Psychological Scientists in the Public Sector
Applications Drive Theory
Stuart Card, Xerox PARC
Nothing drives theory better than a good applied problem. At Xerox PARC, I'm currently working with Peter Pirolli on a theory of how people access information - "information foraging theory" - and how we can invent and model forms of external cognition, such as dynamic information visualization displays, that graphically-agile computers make possible. We use many behavioral science methodologies, from field observations, to experiment, to eye-tracking, to formal cognitive modeling.
My interdisciplinary background has been directly relevant to my work. As an undergraduate, I was a physics major at Oberlin College. Later, I briefly was the director of Oberlin's computer center. After hearing Herbert Simon give a talk, I decided to go to Carnegie Mellon University to study with Allen Newell and Simon in the Systems and Communications program, part of which was based in psychology. When that program ended, I defined my own program in computer science and psychology. From there, I went to Xerox's Palo Alto Research Center, where I have been ever since, (although I also have been an adjunct professor at Stanford).
My colleague Tom Moran and I, along with Newell as a consultant, have been given enormous leeway to explore theories and studies in the area of human-machine interaction. Among other things, our behavioral studies were responsible for the commercial introduction of the mouse. It was our theory of mouse movement, not the empirical results, that finally beat down the objections of a hostile group of engineers toward the introduction of such an odd device.

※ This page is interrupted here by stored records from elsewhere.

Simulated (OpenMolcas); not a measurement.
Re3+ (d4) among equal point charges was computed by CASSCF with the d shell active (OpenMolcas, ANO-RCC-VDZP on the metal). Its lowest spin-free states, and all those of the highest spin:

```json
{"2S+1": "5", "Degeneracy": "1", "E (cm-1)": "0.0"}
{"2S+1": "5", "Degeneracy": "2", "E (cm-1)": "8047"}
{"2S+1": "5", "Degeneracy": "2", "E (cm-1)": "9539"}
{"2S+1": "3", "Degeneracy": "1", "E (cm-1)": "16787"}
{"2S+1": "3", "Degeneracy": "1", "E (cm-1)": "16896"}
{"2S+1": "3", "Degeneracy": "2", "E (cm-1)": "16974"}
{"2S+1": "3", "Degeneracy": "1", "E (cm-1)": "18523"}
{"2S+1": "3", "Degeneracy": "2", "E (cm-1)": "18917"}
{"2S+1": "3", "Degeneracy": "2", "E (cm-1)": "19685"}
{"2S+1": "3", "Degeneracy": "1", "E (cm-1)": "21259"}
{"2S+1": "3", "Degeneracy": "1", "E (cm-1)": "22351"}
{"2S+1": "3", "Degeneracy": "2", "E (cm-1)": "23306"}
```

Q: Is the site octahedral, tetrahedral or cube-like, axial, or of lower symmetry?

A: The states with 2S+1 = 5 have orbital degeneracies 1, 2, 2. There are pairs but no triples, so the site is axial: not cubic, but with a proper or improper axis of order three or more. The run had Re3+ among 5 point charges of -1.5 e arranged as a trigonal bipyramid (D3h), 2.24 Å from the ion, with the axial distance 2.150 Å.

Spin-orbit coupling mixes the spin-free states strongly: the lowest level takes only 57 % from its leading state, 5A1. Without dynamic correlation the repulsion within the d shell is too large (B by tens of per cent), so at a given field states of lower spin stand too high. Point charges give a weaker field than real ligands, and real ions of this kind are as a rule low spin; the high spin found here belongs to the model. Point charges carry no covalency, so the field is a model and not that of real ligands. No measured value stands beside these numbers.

In developing theories and models, I draw both on my psychological training and my training in physics. The most useful part of my psychological training was probably in cognitive modeling - how to do protocol analyses, and how to make computational models, since those dealt with mechanisms underlying behavior. Neuroanatomy and physiology were also useful, because of the contact with the structures of the brain. My introduction to the principle of bounded rationality was key.
One final point: A good way to disseminate a theory is to embed it in an artifact. In an industrial research laboratory, the coin of the realm is prototypes. For that reason, my group not only does behavioral research, but also designs and builds prototypes for novel forms of human machine interaction. That way, we make sure the ideas will get into application form.